The "eCourt" project is dedicated to the design of practical implementations as well as scientific support. A court “laboratory”, for example, was opened at the University of Cologne in September 2021, in which technology for audio-visual documentation of the main hearing is being tested. In addition to the University of Cologne, the project partners are the German IT Court Conference (Deutscher EDV-Gerichtstag), the Cologne Lawyers' Association (Kölner Anwaltverein e.V.), and the Cologne Regional Court, ZAC NRW and Fujitsu, who is providing the technical solution and infrastructure. The ARCONTE recording system is also being tested by various moot court teams. In addition to audio-visual recording, an AI application can also be used to create an automatic transcript of the trial. Interestingly, in Spain, the system has already been used for years.

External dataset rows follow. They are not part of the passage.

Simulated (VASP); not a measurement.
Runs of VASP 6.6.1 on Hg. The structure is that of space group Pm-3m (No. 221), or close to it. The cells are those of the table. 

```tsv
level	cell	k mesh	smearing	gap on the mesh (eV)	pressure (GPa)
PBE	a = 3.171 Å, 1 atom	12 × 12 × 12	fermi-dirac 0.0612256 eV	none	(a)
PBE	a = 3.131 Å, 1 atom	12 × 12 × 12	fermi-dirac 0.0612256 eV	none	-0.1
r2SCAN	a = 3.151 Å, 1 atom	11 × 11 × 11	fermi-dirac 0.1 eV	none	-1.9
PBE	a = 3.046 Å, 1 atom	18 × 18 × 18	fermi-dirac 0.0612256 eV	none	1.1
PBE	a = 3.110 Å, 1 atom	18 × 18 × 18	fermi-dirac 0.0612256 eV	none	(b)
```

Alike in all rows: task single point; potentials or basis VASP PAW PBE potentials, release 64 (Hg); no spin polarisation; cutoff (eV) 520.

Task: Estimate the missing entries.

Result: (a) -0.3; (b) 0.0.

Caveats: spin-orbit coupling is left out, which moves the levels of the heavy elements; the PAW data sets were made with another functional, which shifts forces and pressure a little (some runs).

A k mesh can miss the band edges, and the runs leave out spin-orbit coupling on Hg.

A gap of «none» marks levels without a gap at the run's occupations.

In addition to the Ministry of Justice, the Interior Ministry of NRW is also engaged in the field of digitalisation in criminal proceedings. In an interview with the people responsible for the project at the Criminal Police Office (LKA) NRW, we were provided with information about online interrogations that are implemented as part of the "Initiative ProK". At least one fifth of the NRW police stations are now equipped with the corresponding hardware and software to hold virtual interrogations. This is of considerable importance, because although the StPO (§58b and §136) allows for judicial, prosecutorial and/or police interrogations of witnesses and accused persons (in the preliminary proceedings) to be conducted virtually, the (especially judicial) practice seems to lag behind the practical (actual) possibilities. From the point of view of the "Initiative ProK", virtual (online) questioning will become even more important, especially for detainees: meetings in which defence lawyers or interpreters are also connected likewise seem practically feasible. The possibility to bring in better qualified interpreters for rare languages/dialects by way of video conferencing in particular illustrates that there are overlaps between the realisation of the rights of the accused and the defence (under the conditions of digitalisation) on the one hand and state concerns on the other (procedural economy; determination of the truth). The project is under constant evaluation and further development. So far, virtual interrogation is mainly used in cases of less serious crimes and in follow-up interrogations. The interrogator decides at their own discretion whether online interrogation is appropriate and depending on the consent of the person to be interrogated.


Our previous contacts with practitioners have already provided us with invaluable insights that will inform our joint project. We will continue to seek, maintain and deepen contact with practitioners.